I met Dr. Kinsey recently and was quite overwhelmed with the man, He was not the dull pedant I had somehow expected, but rather packed an astonishingly lively and varied conversation into two hours. We discussed the aims and problems of ONE and other homosexual organizations, censorship, legal defense and reforms, why homosexuals remain in hostile communities, and his own publishing plans, his travels and his constant battle with postal and customs censors. Much of his Institute for Sex Research's budget was consumed, he said, trying to defend in court the right of scientists to receive materials necessary to their studies. A major customs case was pending when he died regarding large shipments from Europe which customs officials classed as lewd. His books also have been subject to litigations here and abroad.

He was most disturbed by those who felt scientists. ought to " gloss over' conclusions which might disturb the holy status quo. Many critics thought his studies were well enough so long as the results weren't publicized.
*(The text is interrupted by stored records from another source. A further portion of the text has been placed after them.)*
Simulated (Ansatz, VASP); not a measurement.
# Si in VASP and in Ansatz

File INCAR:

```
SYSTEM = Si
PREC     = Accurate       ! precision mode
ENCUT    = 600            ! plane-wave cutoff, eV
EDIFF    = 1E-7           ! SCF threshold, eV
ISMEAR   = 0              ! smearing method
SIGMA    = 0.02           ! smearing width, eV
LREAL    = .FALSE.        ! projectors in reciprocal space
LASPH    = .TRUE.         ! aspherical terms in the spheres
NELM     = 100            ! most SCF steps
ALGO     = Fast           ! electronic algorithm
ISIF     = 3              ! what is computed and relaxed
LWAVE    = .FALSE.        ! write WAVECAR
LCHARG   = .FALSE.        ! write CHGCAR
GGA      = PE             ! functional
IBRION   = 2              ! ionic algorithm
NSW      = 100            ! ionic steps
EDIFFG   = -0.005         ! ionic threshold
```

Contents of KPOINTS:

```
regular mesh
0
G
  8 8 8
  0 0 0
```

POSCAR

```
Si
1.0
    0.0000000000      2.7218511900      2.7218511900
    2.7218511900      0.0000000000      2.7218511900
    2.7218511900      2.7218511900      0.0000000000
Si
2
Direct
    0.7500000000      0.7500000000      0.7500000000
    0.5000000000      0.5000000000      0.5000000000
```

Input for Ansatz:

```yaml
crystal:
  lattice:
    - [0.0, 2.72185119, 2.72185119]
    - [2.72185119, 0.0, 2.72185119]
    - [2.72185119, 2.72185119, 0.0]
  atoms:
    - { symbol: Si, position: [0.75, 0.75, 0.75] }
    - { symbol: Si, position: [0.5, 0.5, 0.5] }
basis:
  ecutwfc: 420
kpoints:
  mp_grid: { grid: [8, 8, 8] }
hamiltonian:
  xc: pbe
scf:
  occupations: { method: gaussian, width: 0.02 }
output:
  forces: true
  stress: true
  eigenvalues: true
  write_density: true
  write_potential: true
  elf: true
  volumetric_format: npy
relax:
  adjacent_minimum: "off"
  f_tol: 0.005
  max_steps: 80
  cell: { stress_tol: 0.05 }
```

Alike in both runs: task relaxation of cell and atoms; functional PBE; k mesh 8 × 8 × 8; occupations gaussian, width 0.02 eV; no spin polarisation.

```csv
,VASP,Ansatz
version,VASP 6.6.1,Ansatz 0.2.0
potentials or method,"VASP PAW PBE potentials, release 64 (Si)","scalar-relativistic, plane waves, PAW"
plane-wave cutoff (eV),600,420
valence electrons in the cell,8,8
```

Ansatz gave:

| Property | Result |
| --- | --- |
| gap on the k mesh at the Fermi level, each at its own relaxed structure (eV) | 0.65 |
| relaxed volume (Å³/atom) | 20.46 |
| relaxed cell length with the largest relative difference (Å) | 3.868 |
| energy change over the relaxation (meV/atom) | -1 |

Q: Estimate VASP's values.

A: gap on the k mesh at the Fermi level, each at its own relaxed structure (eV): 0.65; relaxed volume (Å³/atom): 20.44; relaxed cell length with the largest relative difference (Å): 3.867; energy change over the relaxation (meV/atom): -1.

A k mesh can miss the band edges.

His information seemed unlimited. If I slipped up on details about a new Iowa law, a Miami vice raid, or some obscure name or quote, he corrected me, not professorially, but as if concerned that his own information was perhaps incorrect. Anyone who has ever talked with him must laugh at the charge that "only immoral people or exhibitionists would admit the sort of things Kinsey reported." Within minutes he could surely have charmed the most reticent spinster to speak frankly of things she'd seldom even allowed in her thoughts.

Society's debt to Kinsey is immeasurable. Despite the free talk about sex in recent decades, it remained for Kinsey and associates fully to expose the hollowness of current mores. He proved to a reluctant audience that its notions of normal behavior were nonsense, that the secret sins that harried sensitive souls were often general practice.